Should I separate the suffix, in this case "d", out of the string
first, then try and match it in the enum using a switch statement?
Yes.
For a fully working example:
private void button1_Click( object sender, EventArgs e ) {
String value = "30d";
Duration d = (Duration)Enum.Parse(typeof(Duration), value.Substring(value.Length - 1, 1).ToUpper());
DateTime result = d.From(new DateTime(), value);
MessageBox.Show(result.ToString());
}
enum Duration { D, W, M, Y };
static class DurationExtensions {
public static DateTime From( this Duration duration, DateTime dateTime, Int32 period ) {
switch (duration)
{
case Duration.D: return dateTime.AddDays(period);
case Duration.W: return dateTime.AddDays((period*7));
case Duration.M: return dateTime.AddMonths(period);
case Duration.Y: return dateTime.AddYears(period);
default: throw new ArgumentOutOfRangeException("duration");
}
}
public static DateTime From( this Duration duration, DateTime dateTime, String fullValue ) {
Int32 period = Convert.ToInt32(fullValue.ToUpper().Replace(duration.ToString(), String.Empty));
return From(duration, dateTime, period);
}
}
I really don't see how using an enum helps here.
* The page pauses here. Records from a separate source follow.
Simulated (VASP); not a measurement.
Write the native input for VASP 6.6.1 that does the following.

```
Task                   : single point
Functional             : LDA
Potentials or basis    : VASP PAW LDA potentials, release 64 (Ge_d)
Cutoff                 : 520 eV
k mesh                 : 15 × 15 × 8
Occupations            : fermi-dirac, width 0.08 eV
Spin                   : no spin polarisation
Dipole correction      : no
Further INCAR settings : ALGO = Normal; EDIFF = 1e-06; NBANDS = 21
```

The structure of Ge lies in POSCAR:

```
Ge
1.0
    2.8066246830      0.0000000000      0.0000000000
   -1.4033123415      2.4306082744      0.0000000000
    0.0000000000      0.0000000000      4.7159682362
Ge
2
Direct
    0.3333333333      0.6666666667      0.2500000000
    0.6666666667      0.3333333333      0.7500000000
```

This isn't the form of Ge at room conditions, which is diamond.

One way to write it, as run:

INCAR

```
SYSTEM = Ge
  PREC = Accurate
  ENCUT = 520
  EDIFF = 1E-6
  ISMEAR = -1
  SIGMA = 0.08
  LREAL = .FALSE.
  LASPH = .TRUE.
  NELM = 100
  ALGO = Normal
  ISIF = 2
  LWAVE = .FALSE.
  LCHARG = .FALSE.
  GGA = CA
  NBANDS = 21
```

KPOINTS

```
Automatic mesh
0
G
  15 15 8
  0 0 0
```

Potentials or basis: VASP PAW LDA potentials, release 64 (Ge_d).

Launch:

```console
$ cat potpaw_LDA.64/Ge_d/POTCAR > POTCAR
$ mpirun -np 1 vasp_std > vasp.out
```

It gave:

Here's how I might approach it.
string s = "30d";
int typeIndex = s.IndexOfAny(new char[] { 'd', 'w', 'm' });
if (typeIndex > 0)
{
int value = int.Parse(s.Substring(0, typeIndex));
switch (s[typeIndex])
{
case 'd':
result = DateTime.Now.AddDays(value);
break;
case 'w':
result = DateTime.Now.AddDays(value * 7);
break;
case 'm':
result = DateTime.Now.AddMonths(value);
break;
}
}
Depending on the reliability of your input data, you might need to use int.TryParse() instead of int.Parse(). Otherwise, this should be all you need.
Note: I've also written a sscanf() replacement for .NET that would handle this quite easily. You can see the code for that in the article A sscanf() Replacement for .NET.
Try the following code, assuming that values like "30d" are in a string 'val'.
DateTime ConvertValue(string val) {
if (val.Length > 0) {
int prefix = Convert.ToInt32(val.Length.Remove(val.Length-1));
switch (val[val.Length-1]) {
case 'd': return DateTime.Now.AddDays(prefix);
case 'm': return DateTime.Now.AddMonths(prefix);
// etc.
}
throw new ArgumentException("string in unexpected format.");
}
Example of a console application example/tutorial:
enum DurationType
{
[DisplayName("m")]
Min = 1,
[DisplayName("h")]
Hours = 1 * 60,
[DisplayName("d")]
Days = 1 * 60 * 24
}
internal class Program
{
private static void Main(string[] args)
{
string input1 = "10h";
string input2 = "1d10h3m";
var x = GetOffsetFromDate(DateTime.Now, input1);
var y = GetOffsetFromDate(DateTime.Now, input2);
}
private static Dictionary<string, DurationType> suffixDictionary
{
get
{
return Enum
.GetValues(typeof (DurationType))
.Cast<DurationType>()
.ToDictionary(duration => duration.GetDisplayName(), duration => duration);
}
}
public static DateTime GetOffsetFromDate(DateTime date, string input)
{
MatchCollection matches = Regex.Matches(input, #"(\d+)([a-zA-Z]+)");
foreach (Match match in matches)
{
int numberPart = Int32.Parse(match.Groups[1].Value);
string suffix = match.Groups[2].Value;
date = date.AddMinutes((int)suffixDictionary[suffix]);
}
return date;
}
}
[AttributeUsage(AttributeTargets.Field)]
public class DisplayNameAttribute : Attribute
{
public DisplayNameAttribute(String name)
{
this.name = name;
}
protected String name;
public String Name { get { return this.name; } }
}
public static class ExtensionClass
{
public static string GetDisplayName<TValue>(this TValue value) where TValue : struct, IConvertible
{
FieldInfo fi = typeof(TValue).GetField(value.ToString());
DisplayNameAttribute attribute = (DisplayNameAttribute)fi.GetCustomAttributes(typeof(DisplayNameAttribute), false).FirstOrDefault();
if (attribute != null)
return attribute.Name;
return value.ToString();
}
}
Uses an attribute to define your suffix, uses the enum value to define your offset.
Requires:
using System;
using System.Collections.Generic;
using System.Linq;
using System.Reflection;
using System.Text.RegularExpressions;
It may be considered a hack to use the enum integer value but this example will still let you parse out all the Enums (for any other use like switch case) with little tweaks.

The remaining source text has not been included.